South Korean President Lee Myung Bak got a boost this week from parliamentary elections that gave fellow conservatives a majority in the National Assembly. The results provide a modicum of relief for "the bulldozer" but he is still going to have to struggle to implement his policy agenda. Ironically, his real challenge may come from the right, not the left.

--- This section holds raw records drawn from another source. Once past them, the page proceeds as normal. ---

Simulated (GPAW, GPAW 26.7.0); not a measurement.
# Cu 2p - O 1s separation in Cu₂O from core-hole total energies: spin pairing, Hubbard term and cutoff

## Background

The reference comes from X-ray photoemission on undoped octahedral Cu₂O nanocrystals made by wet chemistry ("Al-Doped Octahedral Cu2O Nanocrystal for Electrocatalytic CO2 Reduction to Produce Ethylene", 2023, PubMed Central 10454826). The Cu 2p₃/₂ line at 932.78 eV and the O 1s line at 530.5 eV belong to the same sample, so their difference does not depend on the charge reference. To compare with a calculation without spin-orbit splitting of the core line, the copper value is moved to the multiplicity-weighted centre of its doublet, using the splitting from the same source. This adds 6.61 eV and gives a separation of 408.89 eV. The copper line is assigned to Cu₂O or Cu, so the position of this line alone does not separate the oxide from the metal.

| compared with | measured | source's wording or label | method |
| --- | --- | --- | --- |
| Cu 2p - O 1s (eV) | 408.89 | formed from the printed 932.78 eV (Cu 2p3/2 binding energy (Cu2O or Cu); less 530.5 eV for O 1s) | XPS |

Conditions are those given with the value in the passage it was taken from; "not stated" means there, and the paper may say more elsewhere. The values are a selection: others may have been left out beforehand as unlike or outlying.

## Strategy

Upon capturing the Blue House last December, Mr. Lee set his sights on the National Assembly, where progressive forces have been in the majority: In the last legislature, the liberal United Democratic Party (UDP) held 141 of the 299 seats, while the conservative Grand National Party (GNP), of which Mr. Lee is a member, held 128. (Those numbers shifted somewhat in the runup to elections: Factions break off to form smaller parties ahead of elections and usually re-merge with the main parties after the vote.) Implementation of the new president's aggressive probusiness agenda requires a supportive legislature. A division of power between the legislative and executive branches would have been a recipe for stalemate.
Fortunately for Mr. Lee, voters heard his plea for unified government and delivered the GNP a majority in this week's ballot. The GNP managed to hold 153 seats while the UDP's share had plunged to 81. Two small conservative parties picked up 32 seats, and the remainder was divided among independent candidates and smaller parties.